There’s not too much we can do to improve natural airflow at speed without dramatically altering the vehicle’s appearance or function. Some changes people may find OK, others they may not. Keep in mind winches, lights, and other things one might put in front of the grill opening will hurt airflow. Removing the skidplate of course would help, but that’s needed for other reasons. Louvers in the hood would help by providing an exit path for the air. A different grill can help as can cutting holes in the steel bumper to allow more airflow through it. So there are some things that can be done, but many have downsides many would find unacceptable.
I did notice my issues got noticeably worse with the addition of the steel bumper and winch. The stock setup does allow some air in from the bottom, but this setup effectively blocks off the lower ½ of the radiator. That puts a tall burden on the radiator and fans. I’ll address improvements to that in a different thread.

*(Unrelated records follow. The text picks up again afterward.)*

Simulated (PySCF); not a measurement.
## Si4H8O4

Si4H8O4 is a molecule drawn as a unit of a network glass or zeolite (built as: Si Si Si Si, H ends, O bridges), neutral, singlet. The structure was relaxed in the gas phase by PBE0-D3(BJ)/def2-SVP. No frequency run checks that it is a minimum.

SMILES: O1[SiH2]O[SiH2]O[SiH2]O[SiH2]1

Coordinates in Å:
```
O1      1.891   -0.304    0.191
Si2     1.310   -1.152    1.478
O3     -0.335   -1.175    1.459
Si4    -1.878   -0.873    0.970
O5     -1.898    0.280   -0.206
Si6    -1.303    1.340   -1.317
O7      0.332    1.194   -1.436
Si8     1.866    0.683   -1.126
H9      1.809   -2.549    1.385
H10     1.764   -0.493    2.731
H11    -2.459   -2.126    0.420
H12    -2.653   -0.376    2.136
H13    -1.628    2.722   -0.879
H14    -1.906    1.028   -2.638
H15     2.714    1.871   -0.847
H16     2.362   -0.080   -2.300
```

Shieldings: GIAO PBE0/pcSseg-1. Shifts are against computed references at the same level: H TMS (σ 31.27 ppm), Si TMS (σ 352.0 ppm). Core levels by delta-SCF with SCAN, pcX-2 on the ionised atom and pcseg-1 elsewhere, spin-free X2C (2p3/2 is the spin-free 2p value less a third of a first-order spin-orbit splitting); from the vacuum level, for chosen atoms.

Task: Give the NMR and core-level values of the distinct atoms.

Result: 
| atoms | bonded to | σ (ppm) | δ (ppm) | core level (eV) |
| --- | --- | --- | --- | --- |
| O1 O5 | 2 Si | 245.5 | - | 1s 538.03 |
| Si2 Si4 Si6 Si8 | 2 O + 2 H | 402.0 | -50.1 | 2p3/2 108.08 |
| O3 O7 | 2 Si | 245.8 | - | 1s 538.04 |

What will help regardless of how much we can improve airflow is put the air that does come through to better use. You do this by making the portion of the radiator it does go through much thicker. That may or may not be enough, depending upon an individual’s needs. (Later testing with thicker radiator showed it would easily stay cool in the exact same test above with the fans turned off even before any airflow improvements were accomplished.)
The Installation:
This setup fits the stock radiator very well making things easy. The steel shroud also makes it easy to bolt or even weld on brackets or whatever you may need to use when mounting it on a custom setup. With the stock radiator, I re-used the stock fan mounting points. Bolts at the bottom go into the mounting holes, the weight supported by the lower tank:
Brackets at the top to re-use the stock mounting bolts:
You have to pay attention to the spacing of both these brackets and the bottom mounting bolts so the fan is pressed against the radiator core when everything is tightened up. It takes a little time and patience but it’s not too difficult. Removing the stock fan and shroud is tougher than putting this one on. The wiring takes a while though.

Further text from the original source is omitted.